- Honour Roll
Few people could claim to have founded a ballet school, an opera school, a drama school, all of which have operated for more than sixty years. But they are only just a few entries in the list of accomplishments of Gertrude Johnson, a woman who quite literally created the field of professional arts administration in Australia.
Born in Melbourne in 1894, Gertrude's first career was as an opera singer and included more than ten years performing in England at Covent Garden and the Old Vic. She sang with Dame Nellie Melba in La Boheme in 1926 and in the first ever live broadcast of an opera by the BBC on 8 January 1923. Returning to Australia in 1935, she recognised the lack of opportunities for Australian performers and immediately founded the National Theatre Movement.
In the space of just four years, she dramatically increased arts training in Australia, founding the National Theatre, the National Theatre Drama School, the National Theatre Opera School and the National Theatre Ballet School. She expanded these opportunities through the creation of ballet, drama and opera companies in 1949, all of which staged many successful productions. In 1951, Gertrude received an OBE in recognition of her work as Director of the National Theatre movement. She constantly championed new Australian composers, playwrights and performers and was instrumental in increasing public, private and business support for the arts.

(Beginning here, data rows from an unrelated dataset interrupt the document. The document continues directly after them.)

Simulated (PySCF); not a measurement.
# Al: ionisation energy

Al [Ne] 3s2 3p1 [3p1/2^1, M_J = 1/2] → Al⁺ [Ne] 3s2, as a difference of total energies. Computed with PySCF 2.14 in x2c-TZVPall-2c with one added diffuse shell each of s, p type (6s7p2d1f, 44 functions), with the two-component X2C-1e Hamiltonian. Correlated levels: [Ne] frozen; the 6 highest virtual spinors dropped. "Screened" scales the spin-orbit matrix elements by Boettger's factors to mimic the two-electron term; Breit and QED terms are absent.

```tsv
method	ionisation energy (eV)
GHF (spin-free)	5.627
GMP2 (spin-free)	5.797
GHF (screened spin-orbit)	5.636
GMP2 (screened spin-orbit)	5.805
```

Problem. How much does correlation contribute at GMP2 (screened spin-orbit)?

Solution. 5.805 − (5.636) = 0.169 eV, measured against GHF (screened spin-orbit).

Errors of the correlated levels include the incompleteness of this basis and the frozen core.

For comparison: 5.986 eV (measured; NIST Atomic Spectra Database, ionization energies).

Gertrude was asked by the Victorian and Federal Governments in 1954 to stage Tales of Hoffman at the Princess Theatre before Queen Elizabeth II and Prince Phillip. This led to the formation of the Elizabethan Theatre Trust and in turn The Australian Ballet, Opera Australia and the State Theatre Companies. Her personal support provided many Victorian women with opportunities either as performers or arts administrators. She transformed arts administration from an amateur hobby activity to a professional occupation.
Gertrude Johnson died in 1973. Her legacy lives on not only in the training provided by the National Theatre in St Kilda, or in the graduates of the schools she founded, but also in the many talented women who now hold senior roles in the Australian arts industry.